Beautician, Roller Derby Queen, Olympic Medalist: A Tribute to Earlene Brown

Earlene Brown 1956 Olympics
Earlene Brown at the 1956 Melbourne Olympics, photo from Australian archives

When they make a movie about Earlene Brown, and surely someone must, the opening scene would be in a bowling alley, July 1964. Two immense women, one dark-skinned and the other pale-skinned, stand at the head of a lane, each gesturing at the ball and the pins. Both are laughing helplessly with wide, gap-toothed smiles; neither speaks the other’s language. Another older woman, small but wiry, comes up, speaking rapid Russian to her compatriot. She turns frequently to the other, asking in thick, broken English, “Here? Fingers in here?”
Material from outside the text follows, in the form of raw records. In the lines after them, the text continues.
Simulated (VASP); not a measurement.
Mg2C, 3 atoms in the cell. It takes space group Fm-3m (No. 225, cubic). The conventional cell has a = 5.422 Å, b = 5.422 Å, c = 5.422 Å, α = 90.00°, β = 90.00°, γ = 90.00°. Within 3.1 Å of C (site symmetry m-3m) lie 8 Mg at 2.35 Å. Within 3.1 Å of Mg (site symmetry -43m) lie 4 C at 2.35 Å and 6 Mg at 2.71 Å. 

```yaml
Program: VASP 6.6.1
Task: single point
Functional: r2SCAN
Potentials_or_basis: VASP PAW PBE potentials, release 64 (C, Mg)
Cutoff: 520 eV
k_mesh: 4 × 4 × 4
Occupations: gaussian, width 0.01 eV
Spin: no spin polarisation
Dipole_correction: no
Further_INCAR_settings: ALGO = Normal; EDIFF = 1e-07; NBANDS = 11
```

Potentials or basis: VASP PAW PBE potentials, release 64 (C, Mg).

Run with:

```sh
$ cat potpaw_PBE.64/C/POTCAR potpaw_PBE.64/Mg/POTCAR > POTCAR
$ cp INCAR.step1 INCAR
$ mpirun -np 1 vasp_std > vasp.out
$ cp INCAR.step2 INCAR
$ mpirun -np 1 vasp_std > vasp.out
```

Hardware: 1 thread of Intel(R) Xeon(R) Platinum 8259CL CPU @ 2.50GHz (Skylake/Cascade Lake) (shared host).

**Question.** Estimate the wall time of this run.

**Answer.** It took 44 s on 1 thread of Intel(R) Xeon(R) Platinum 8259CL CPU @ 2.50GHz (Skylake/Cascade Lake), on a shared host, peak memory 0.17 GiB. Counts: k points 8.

They all hold bowling balls as if they were oranges, tossing them abstractedly from palm to palm, seemingly weightless. The black woman explains and points. “Yeauh, yo thumb and these two heeah…” Her accent is a little Texas, a little southern Californian. She winds back and whizzes the ball down the lane; it slices through the ten pins, sweeping them up like dust off a broom.

The other tall one, Tamara Press of the U.S.S.R., awkwardly holds the twelve-pound ball downward, letting it hang from her fingers. Her wind-up looks the same, but when she lets the ball fly, it spins hard off the lane into the gutter, then into the wall, leaving a dent.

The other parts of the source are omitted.